Period of Trial upon return to Japan (806-809)
Back in Japan, Kukai sent the emperor a “Memorial Presenting a List of Newly Important Sutras and Other Items” as “state support for a new school of Buddhism was mandatory.” The court did not reply to the Memorial until three years later. The Emperor Kammu, who had authorised Kukai’s journey to China had died, and the new Emperor Heizei was not interested in Buddhism. In addition, Saicho, who had returned from China a year before Kukai “was active as the great authority on Esoteric Buddhism.” In fact, “Esoteric Buddhism had been recognized officially as an integral part of the Tendai sect. It is no wonder then that the court took no immediate action when Kukai presented his Memorial.”
Everything changed when “in the latter half of 809 Kukai received an order from the court to reside at the Takaosanji in the suburbs of Kyoto.” Emperor Heizei had retired because of ill health, and Emperor Saga, then twenty-four, had succeeded him. The Takaosanji temple was the headquarters of Kukai’s activities from 809 until 823 when he moved to the Toji, also in Kyoto. “Emperor Saga turned out to be the promoter of Kukai just as the Emperor Kammu had been of Saicho.”
Rise to Eminence: Takaosanji, Todaiji, Toji, and Koyasan
The Takaosanji, which was later renamed the Jingoji, is the temple where Saicho had resided, even before his trip to China, when Emperor Kammu saw him as a promising young monk. And Saicho had initiated senior monks of Nara Buddhist sects into Esoteric Buddhism there. Kukai and Saicho had begun a correspondence. Their friendship continued for many years after Kukai took up residence in Takaosanji with Kukai lending books he had brought back from China to Saicho, and even holding abhiseka ceremonies for him and his senior disciples. Kukai, however, refused Saicho’s request “to perform for him the highest abhiseka, the initiation as a master of Esoteric Buddhism.” Kukai said that “three years’ study would be necessary in order to qualify.”
Hakeda takes the year 810 as the year when “Kukai emerged as a public figure.” That year, Kukai was also appointed as administrative head of the Todaiji in Nara. The Todaiji was the central temple in Nara, and the most imposing institution in Japan at the time. “Kukai’s later success in superimposing his own Esotericism on Nara Buddhism had its inception in this appointment.”

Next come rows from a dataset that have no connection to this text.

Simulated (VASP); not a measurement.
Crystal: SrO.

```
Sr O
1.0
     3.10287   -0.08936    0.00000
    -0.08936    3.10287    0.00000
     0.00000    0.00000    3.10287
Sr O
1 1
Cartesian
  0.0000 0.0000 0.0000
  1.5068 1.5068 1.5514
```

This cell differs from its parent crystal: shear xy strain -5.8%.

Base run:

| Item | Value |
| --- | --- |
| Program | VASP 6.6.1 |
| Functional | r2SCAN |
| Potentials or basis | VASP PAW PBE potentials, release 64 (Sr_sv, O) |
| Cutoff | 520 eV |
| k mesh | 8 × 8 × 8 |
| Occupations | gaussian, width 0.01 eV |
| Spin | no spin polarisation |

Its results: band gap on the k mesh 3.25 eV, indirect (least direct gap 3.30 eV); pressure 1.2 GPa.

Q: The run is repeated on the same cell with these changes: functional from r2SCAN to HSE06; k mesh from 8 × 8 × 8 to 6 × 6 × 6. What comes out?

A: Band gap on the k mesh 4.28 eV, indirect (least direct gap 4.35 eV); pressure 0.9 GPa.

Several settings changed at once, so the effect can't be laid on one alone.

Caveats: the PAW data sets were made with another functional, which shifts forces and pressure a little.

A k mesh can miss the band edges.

Though he was able to transform the Takaosanji into the centre of Esoteric Buddhism in Japan, Kukai felt that “he required a site free from the encumbrances of custom and tradition and isolated from the political and social influences of the capital. The Takaosanji was too close to the capital and too small in area to allow the realization of his vision.” In 816, he “asked the Emperor Saga to grant him Mt Koya.”
One of the best-known legends about the foundation of Koyasan tells us how, just before leaving China, Kukai stood on the shore, and threw a three-pronged vajra towards Japan, saying that he would build his temple where the vajra fell. And it is said in the story that the vajra had been found hanging in a three-needled pine tree on Mt Koya. None of this was part of Kukai’s request to Emperor Saga. Instead, Kukai argued that “according to the meditation sutras, meditation should be practiced preferably on a flat area deep in the mountains.” Mt Koya was such a place, and Kukai stated: “I should like to clear the wilderness in order to build a monastery there for the practice of meditation, for the benefit of the nation and of those who desire to discipline themselves.” Building temples on the top of mountains was a new thing at the time, with Mt Hiei and Mt Koya being the two first such temples.
The emperor granted Kukai’s request two months later. A few disciples were immediately sent to “clear the wilderness,” and two years later Kukai was able to officiate at the formal consecration of Mt Koya. “The mountain had been granted personally to Kukai and was henceforth free from all state control.” This meant that Kukai could “realize his vision” without interference. Hakeda describes Kukai’s vision as follows: “Kukai saw Mt Koya as the Matrix Realm, whose symbol is a lotus flower: the eight peaks surrounding the central plateau were the eight petals of the lotus … Mt Koya consists of two circles, the circle of the Diamond Realm within the circle of the Matrix Realm. Within the Diamond Realm … Kukai laid out the Grand Pagoda … Seated in the center of the pagoda is the ultimate Reality, the Mahavairocana of the Diamond Realm … The entire mountain with the central pagoda symbolizes the nonduality of both Realms, which is, according to Kukai, the order of the World of Dharma.”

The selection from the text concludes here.